Identical and/or Confusingly Similar
Complainant has established that it has rights in the CENTURY 21 mark through continuous use and registration with the United States Patent and Trademark Office.
Respondent’s <centurey21.com> domain name is confusingly similar to Complainant’s mark because it merely misspells the word “century” by adding an “e” between the last two letters. Respondent is therefore taking advantage a common spelling error by Internet users when they are attempting to reach Complainant’s website by typing CENTURY 21 into the browser. Complainant’s mark is the dominant element of the domain name and therefore Respondent’s <centurey21.com> domain name is confusingly similar to Complainant’s mark. See Reuters Ltd. v. Global Net 2000, Inc., D2000-0441 (WIPO July 13, 2000) (finding that a domain name which differs by only one letter from a trademark has a greater tendency to be confusingly similar to the trademark where the trademark is highly distinctive); see also State Farm Mut. Auto. Ins. Co. v. Try Harder & Co., FA 94730 (Nat. Arb. Forum June 15, 2000) (finding that the domain name <statfarm.com> is confusingly similar to Complainant’s STATE FARM mark).

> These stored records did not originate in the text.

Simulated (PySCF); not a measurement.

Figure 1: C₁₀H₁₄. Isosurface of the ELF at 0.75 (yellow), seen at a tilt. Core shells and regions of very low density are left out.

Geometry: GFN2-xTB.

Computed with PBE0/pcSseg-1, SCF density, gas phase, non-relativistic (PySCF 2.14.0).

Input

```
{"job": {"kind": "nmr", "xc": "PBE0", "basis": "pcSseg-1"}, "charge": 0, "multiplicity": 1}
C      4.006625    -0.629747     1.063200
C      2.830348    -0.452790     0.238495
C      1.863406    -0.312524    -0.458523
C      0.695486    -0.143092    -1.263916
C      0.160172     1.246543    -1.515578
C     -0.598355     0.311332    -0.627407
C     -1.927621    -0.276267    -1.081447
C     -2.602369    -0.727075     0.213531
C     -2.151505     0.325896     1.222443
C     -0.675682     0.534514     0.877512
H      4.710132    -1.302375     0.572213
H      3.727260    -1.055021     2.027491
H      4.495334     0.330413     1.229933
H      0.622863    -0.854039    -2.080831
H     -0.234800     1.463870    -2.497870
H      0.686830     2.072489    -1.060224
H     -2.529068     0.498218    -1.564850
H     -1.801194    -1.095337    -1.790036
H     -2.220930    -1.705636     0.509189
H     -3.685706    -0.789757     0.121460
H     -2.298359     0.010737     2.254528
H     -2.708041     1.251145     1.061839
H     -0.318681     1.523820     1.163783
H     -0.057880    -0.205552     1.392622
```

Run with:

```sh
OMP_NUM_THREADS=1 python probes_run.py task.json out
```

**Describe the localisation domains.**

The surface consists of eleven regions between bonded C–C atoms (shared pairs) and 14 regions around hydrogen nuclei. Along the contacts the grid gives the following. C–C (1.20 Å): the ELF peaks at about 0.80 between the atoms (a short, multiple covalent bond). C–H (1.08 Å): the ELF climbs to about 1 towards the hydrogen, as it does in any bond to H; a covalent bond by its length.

The Panel finds that Policy ¶ 4(a)(i) has been satisfied.
Rights or Legitimate Interests
Respondent has failed to respond, therefore it is assumed that Respondent lacks rights and legitimate interests in the disputed domain name. When Complainant asserts a prima facie case against Respondent, the burden of proof shifts to Respondent to show that it has rights or legitimate interests pursuant to Policy ¶ 4(a)(ii). See Do The Hustle, LLC v. Tropic Web, D2000-0624 (WIPO Aug. 21, 2000) (finding that once Complainant asserts that Respondent has no rights or legitimate interests in respect of the domain, the burden shifts to Respondent to provide credible evidence that substantiates its claim of rights and legitimate interests in the domain name); see also Parfums Christian Dior v. QTR Corp., D2000-0023 (WIPO Mar. 9, 2000) (finding that by not submitting a Response, Respondent has failed to invoke any circumstance which could demonstrate any rights or legitimate interests in the domain name).
Furthermore, because Respondent has not submitted a Response, it is appropriate for the Panel to accept all reasonable allegations and inferences in the Complaint as true. See Vertical Solutions Mgmt., Inc. v. webnet-marketing, inc., FA 95095 (Nat. Arb. Forum July 31, 2000) (failure to respond allows all reasonable inferences of fact in the allegations of Complainant to be deemed true); see also Charles Jourdan Holding AG v. AAIM, D2000-0403 (WIPO June 27, 2000) (finding it appropriate for the Panel to draw adverse inferences from Respondent’s failure to reply to the Complaint).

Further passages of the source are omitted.